Careful examination of the details embedded in this portrait reveals the key to David's success as a painter during the time of Louis XVI, Robespierre, and Napoleon: the artist's ability to transform his subjects into politically powerful icons.

Napoleon is placed in the center of a vertical canvas dressed in his uniform as a colonel of the Foot Grenadiers of the Imperial Guard. His pose—the slightly hunched shoulders and hand inserted into his vest—contrasts to the formality of his costume. In addition, his cuffs are unbuttoned, his leggings wrinkled, and his hair disheveled. David, in a letter to the patron of this portrait, Alexander Douglas, the tenth Duke of Hamilton, explained that his appearance was designed to show that Napoleon had spent the night in his study composing the Napoleonic Code, an impression enforced by details, such as the flickering candles that are almost extinguished, the quill pen and papers scattered on the desk, and the clock on the wall which points to 4:13 a.m.

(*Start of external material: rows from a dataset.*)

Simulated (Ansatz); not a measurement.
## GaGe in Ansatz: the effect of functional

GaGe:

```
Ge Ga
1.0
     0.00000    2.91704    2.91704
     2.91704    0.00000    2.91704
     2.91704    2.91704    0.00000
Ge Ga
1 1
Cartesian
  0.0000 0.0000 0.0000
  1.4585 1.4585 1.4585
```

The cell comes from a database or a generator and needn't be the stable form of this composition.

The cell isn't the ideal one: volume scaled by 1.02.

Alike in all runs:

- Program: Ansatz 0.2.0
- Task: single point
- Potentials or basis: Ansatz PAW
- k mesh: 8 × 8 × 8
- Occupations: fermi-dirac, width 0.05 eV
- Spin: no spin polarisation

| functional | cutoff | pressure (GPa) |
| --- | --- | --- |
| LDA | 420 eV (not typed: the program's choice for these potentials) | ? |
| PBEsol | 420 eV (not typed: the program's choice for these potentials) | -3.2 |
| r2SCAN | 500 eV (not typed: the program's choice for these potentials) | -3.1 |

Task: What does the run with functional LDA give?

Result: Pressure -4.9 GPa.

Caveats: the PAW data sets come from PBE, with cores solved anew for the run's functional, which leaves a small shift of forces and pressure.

David strategically placed the sword on the chair to allude to Napoleon's military success, while the prominent display of the word "Code" in his papers, suggests his administrative achievements. Other decorative details—the heraldic bees and the fleurs–de–lys—are symbols of French absolutism, and imply Napoleon's power as ruler.

Autumn Rhythm (Number 30)

Jackson Pollock (American, Cody, Wyoming 1912–1956 East Hampton, New York)

Date:

1950

Medium:

Enamel on canvas

Dimensions:

105 x 207in. (266.7 x 525.8cm)

Classification:

Paintings

Credit Line:

George A. Hearn Fund, 1957

Accession Number:

57.92

Rights and Reproduction:

© 2011 Artists Rights Society (ARS), New York

·  Jackson Pollock was born in Cody, Wyoming. Throughout his childhood, his family lived on a succession of truck farms in Arizona and southern California. When he was sixteen, Pollock first studied art at Manual Arts High School in Los Angeles, where he met Philip Guston and Reuben Kadish, two friends who later became artists.


In 1930, at age eighteen, Pollock moved from Los Angeles to New York City, settling in Greenwich Village. He immediately enrolled at the Art Students League, where he studied drawing and painting for five semesters with the American Regionalist painter Thomas Hart Benton, who soon became his mentor and friend.


In 1936 Pollock joined the Mexican muralist David Alfaro Siqueiros's Experimental Workshop, in New York, where he became aware of unorthodox mediums and techniques that he later adapted in his large drip paintings. In the late 1930s Pollock worked for the Easel Division of the Federal Art Project of the Works Progress Administration.


From 1942, when he had his first one-person exhibition at Peggy Guggenheim's Art of This Century gallery in New York, until his death in an automobile crash at age forty-four in 1956, Pollock's volatile art and personality made him a dominant figure in the art world and the press. In 1947–48 he devised a radically new innovation: using pour and drip techniques that rely on a linear structure, he created canvases and works on paper that redefined the categories of painting and drawing. Referring to his 1951 exhibition at the Betty Parsons Gallery, fellow Abstract Expressionist painter Lee Krasner, who was Pollock's wife, noted that his work "seemed like monumental drawing, or maybe painting with the immediacy of drawing — some new category."


Pollock's poured paintings are as visually potent today as they were in the 1950s, when they first shocked the art world. Their appearance virtually shifted the focus of avant-garde art from Paris to New York, and their influence on the development of Abstract Expressionism — and on subsequent painting both in America and abroad — was enormous.


To many, the large eloquent canvases of 1950 are Pollock's greatest achievements. "Autumn Rhythm," painted in October of that year, exemplifies the extraordinary balance between accident and control that Pollock maintained over his technique. The words "poured" and "dripped," commonly used to describe his unorthodox creative process, which involved painting on unstretched canvas laid flat on the floor, hardly suggest the diversity of the artist's movements (flicking, splattering, and dribbling) or the lyrical, often spritual, compositions they produced.


In "Autumn Rhythm," as in many of his paintings, Pollock first created a complex linear skeleton using black paint. For this initial layer the paint was diluted, so that it soaked into the length of unprimed canvas, thereby inextricably joining image and support. Over this black framework Pollock wove an intricate web of white, brown, and turquoise lines, which produce the contrary visual rhythms and sensations: light and dark, thick and thin, heavy and buoyant, straight and curved, horizontal and vertical. Textural passages that contribute to the painting's complexity — such as the pooled swirls where two colors meet and the wrinkled skins formed by the build-up of paint — are barely visible in the initial confusion of overlapping lines. Although Pollock's imagery is nonrepresentational, "Autumn Rhythm" is evocative of nature, not only in its title but also in its coloring, horizontal orientation, and sense of ground and space.